Chairman Martin Had Been Pushing Digital-TV Spectrum-Leasing Proposal as Beneficial to Women, Minorities

By John Eggerton -- Broadcasting & Cable, 11/27/2007 5:57:00 AM

The Federal Communications Commission won't be voting on a proposal to lease digital-TV spectrum to minorities and small businesses after all.

After delaying the start of its meeting from 9:30 a.m. to 11 a.m., the commission put out a notice that it had deleted the agenda item on "initiatives designed to increase participation in the broadcasting industry by new entrants and small businesses, including minority- and women-owned businesses."

FCC chairman Kevin Martin has been pushing the DTV-spectrum-leasing proposal as a way to help minorities and others to overcome the high entry costs of station ownership. The proposal would also require cable to carry all those channels under the same must-carry regime as TV stations.

Commission Democrats, joined by minority activists like the Rev. Jesse Jackson, had argued that the proposal was, instead, a form of media "sharecropping" that did not get to the root causes or fixes for underrepresentation of minorities and women in the media.

Democratic Commissioner Michael Copps explained his opposition in a statement. "I'm pleased that we have avoided a premature vote on minority and female ownership," he wrote. "It’s not that this subject doesn’t need our urgent attention.  It does... But while we need to act quickly, we must not act recklessly.  Just a few months ago, we belatedly put out for comment dozens of proposals from our own Diversity Committee and others that had been gathering dust for years at the FCC.  At the time, I expressed concern that the process was becoming eerily reminiscent of former Chairman Michael Powell’s rush to judgment four years ago.... Nothing has happened in the past few months to alleviate my concerns.

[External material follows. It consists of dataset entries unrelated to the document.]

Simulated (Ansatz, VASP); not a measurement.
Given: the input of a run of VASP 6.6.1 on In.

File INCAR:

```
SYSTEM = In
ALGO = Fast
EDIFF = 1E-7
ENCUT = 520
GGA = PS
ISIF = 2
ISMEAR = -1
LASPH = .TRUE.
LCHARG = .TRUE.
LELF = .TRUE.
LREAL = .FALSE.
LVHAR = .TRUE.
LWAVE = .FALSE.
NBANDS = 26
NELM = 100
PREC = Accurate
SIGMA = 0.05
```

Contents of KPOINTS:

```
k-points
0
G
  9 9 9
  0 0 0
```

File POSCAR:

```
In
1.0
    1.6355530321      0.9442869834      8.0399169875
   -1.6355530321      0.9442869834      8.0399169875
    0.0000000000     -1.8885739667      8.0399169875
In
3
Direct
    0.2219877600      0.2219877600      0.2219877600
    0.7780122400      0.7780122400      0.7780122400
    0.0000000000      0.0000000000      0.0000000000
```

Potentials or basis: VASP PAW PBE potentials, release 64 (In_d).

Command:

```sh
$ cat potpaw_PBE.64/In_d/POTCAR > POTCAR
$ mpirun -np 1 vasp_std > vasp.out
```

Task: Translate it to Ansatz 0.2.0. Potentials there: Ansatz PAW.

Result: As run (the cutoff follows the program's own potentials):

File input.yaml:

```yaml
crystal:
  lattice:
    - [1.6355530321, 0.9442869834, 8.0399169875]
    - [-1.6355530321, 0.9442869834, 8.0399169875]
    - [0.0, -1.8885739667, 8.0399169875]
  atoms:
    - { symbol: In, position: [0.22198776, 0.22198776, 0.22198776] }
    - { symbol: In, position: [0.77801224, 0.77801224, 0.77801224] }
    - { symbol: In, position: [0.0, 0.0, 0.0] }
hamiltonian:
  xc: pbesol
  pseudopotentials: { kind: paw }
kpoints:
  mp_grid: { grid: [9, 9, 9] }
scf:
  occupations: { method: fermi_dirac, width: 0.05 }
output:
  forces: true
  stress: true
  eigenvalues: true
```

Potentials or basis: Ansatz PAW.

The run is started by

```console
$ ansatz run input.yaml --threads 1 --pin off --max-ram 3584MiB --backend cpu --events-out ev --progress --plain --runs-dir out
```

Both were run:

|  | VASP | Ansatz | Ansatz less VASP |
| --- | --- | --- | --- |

"To the contrary, when the Media Bureau denied a request for a brief extension of time to file reply comments from both the Minority Media and Telecommunications Council and the NAB, and then we subsequently received a draft Order addressing these complex issues with only three working days to meet with interested parties, it started to feel more and more like—if you’ll pardon the expression—a whitewash."